Francisco Rafael Arellano Felix, 57, pleaded guilty in June to one count of conspiring to distribute cocaine and one count of possessing about half a pound of the drug with the intent to distribute it.

He sold it to an undercover narcotics agent at a San Diego motel in August 1980, authorities said. He was arrested while counting cash from the transaction, but fled to Mexico the following month after being released on $150,000 bond.

Arellano Felix, a Mexican citizen, was extradited to the U.S. in 2006 after serving a decade-long sentence in Mexico on unrelated weapons charges.

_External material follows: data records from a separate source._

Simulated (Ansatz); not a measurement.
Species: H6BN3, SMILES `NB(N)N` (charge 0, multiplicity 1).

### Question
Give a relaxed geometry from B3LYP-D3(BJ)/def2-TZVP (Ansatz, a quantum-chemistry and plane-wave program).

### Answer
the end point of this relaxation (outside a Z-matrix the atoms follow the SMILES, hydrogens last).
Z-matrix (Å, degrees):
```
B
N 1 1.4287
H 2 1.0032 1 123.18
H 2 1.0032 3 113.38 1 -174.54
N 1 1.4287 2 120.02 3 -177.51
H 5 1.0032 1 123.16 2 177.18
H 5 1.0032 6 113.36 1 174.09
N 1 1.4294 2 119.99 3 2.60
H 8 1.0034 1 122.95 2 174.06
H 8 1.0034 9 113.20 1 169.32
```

The extradition came a month after Arellano Felix's younger brother, Francisco Javier, was captured by the U.S. Coast Guard aboard a sport-fishing yacht in international waters off La Paz, Mexico, and taken to San Diego to face drug charges.

The younger Arellano Felix pleaded guilty in September to running a continuing criminal enterprise and conspiracy to launder money and remains in federal custody awaiting sentencing in San Diego.

Prosecutors said he agreed to plead guilty after then-Attorney General Alberto Gonzales agreed not to pursue the death penalty.

U.S. authorities have requested the extradition of a third brother, Benjamin Arellano Felix, who was captured in 2002 in Puebla, Mexico, east of Mexico City. He is being held in a Mexican jail.

Another sibling, Ramon Arellano Felix, was shot to death that year in the Pacific tourist port of Mazatlan.

The Arellano Felix cartel emerged as a drug trafficking powerhouse in the 1980s in Tijuana, across the border from San Diego, though its influence is widely believed to have waned in recent years as its leaders have been killed or captured.